Here the author employs yet another cheap, semantic trick. When Austrians talk about government or the state and its lust for power, they mean the people who run the government, i.e. the politicians, the bureaucrats and their supporters. To claim that these people have not manifested power is an incomprehensible denial of history. Secondly, since fractional reserve banking has always worked on government granted special privilege, it is lying by omission to claim that the banking system has been privately run. By removing government from the banking, separating bank and state as many Austrians put it, you remove the special privileges from the bankers. The only way to have an effective full reserve requirement is to have a commodity standard. One has to remember that under a commodity standard, the bank notes them selves are not money, they are money substitutes which are convertible into money, i.e. the underlying commodity.

 

HISTORIC COLLAPSE OF THE GOLD/SILVER RATIO

The Great Depression served up another classic monetary lesson in the collapse in the price of commodity silver. The monetary theories of Adam Smith, David Ricardo, Karl Marx, and of Von Mises and the Austrians, all of which assert a commodity or quasi commodity nature of money, are refuted by the reality of the silver collapse. This was the second great collapse of the ratio; the first occurred from the 1870s when silver was demonetized as described in Chapter 18.

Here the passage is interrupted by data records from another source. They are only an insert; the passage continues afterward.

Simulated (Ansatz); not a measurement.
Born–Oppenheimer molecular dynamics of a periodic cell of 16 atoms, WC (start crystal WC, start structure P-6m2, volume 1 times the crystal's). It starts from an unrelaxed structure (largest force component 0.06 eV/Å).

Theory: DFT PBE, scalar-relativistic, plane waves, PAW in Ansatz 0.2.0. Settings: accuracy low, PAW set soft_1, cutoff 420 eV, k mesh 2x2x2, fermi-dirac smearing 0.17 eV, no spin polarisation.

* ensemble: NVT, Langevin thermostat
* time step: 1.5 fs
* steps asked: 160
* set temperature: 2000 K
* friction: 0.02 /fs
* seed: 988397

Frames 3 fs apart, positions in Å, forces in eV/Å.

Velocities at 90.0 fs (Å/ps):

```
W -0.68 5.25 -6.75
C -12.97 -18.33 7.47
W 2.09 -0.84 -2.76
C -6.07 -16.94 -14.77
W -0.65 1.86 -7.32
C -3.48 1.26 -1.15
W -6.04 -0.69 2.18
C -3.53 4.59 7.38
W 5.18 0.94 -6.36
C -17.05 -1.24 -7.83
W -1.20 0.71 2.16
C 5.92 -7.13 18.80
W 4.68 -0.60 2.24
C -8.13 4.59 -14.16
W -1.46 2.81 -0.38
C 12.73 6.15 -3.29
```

Silver had dropped from $1.38 per ounce in 1919, to 44 cents an ounce in 1932, down 75%. Since at that time gold was still $20.67 per ounce, this meant that the ratio was at 47 to 1 instead of the old 16 to 1.

The reason for the ratio collapse was that gold's value was still protected by law. It demonstrated that legal forces, not market or economic forces, determine the value of the precious metals. This is a crucial concept to grasp.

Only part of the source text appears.